Could it be that the rage that subsumed so many Australians following governor-general John Kerr’s sacking of Gough Whitlam’s Labor government on November 11, 1975, is finally abating? Perhaps so, if Bill Shorten’s attitude is indicative.
During an interview with Fran Kelly on the ABC’s RN Breakfast on Wednesday, the Opposition Leader was asked whether, 40 years on, he still was maintaining the rage about the dismissal. Shorten replied: “Well, I was only eight at the time so I can’t say I was the most outraged punter in 1975; I was in grade three.”
Fair enough. Only those 55 or older are likely to have a personal recall of the occasion.

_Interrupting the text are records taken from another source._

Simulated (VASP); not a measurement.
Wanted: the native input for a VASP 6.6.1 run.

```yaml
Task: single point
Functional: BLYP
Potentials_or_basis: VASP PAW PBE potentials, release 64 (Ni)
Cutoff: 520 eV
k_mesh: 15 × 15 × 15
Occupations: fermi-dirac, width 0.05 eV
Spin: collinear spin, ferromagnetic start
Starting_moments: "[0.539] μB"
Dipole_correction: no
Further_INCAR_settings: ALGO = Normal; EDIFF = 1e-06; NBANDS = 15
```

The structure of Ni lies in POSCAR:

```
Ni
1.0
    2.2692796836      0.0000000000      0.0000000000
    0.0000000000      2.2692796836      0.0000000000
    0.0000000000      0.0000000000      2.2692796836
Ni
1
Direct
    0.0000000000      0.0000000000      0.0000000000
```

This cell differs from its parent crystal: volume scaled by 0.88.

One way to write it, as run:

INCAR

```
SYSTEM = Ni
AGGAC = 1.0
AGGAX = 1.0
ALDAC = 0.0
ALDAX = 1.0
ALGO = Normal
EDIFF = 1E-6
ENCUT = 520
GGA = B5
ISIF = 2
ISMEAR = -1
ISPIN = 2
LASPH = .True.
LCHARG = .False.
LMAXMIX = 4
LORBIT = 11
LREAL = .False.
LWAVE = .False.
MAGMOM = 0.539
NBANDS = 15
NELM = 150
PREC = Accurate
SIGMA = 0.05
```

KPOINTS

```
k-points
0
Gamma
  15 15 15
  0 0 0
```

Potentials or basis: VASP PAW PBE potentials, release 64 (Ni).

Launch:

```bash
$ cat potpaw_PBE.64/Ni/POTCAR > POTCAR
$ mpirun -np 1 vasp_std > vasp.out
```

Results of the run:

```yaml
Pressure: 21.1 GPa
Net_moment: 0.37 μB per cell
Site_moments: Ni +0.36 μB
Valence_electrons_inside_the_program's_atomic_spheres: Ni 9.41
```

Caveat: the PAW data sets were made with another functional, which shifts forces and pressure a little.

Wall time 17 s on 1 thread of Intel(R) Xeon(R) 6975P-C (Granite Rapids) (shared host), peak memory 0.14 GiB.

Moreover, as I argued in this column last week, the normal political cycle resumed soon after November 1975 and Labor was back in office by March 1983. Labor leaders Bob Hawke and Paul Keating have acknowledged that, after the dismissal, the ALP was determined not to repeat the rampant incompetence of Whitlam and many of his senior ministers.
On Wednesday, Malcolm Turnbull launched The Dismissal: In the Queen’s Name by Paul Kelly and Troy Bramston. The previous week had seen the publication of Jenny Hocking’s The Dismissal Dossier. Kelly was a critic of Kerr’s action in October-November 1975 and remains so today. Hocking is the author of a friendly two-volume biography of Whitlam.
During the past decade, some new material covering the events of November 1975 has been released. Despite the new information, the books by Hocking and Kelly and Bramston are remarkably dissimilar. Clearly different conclusions on this topic can be reached from the same evidence.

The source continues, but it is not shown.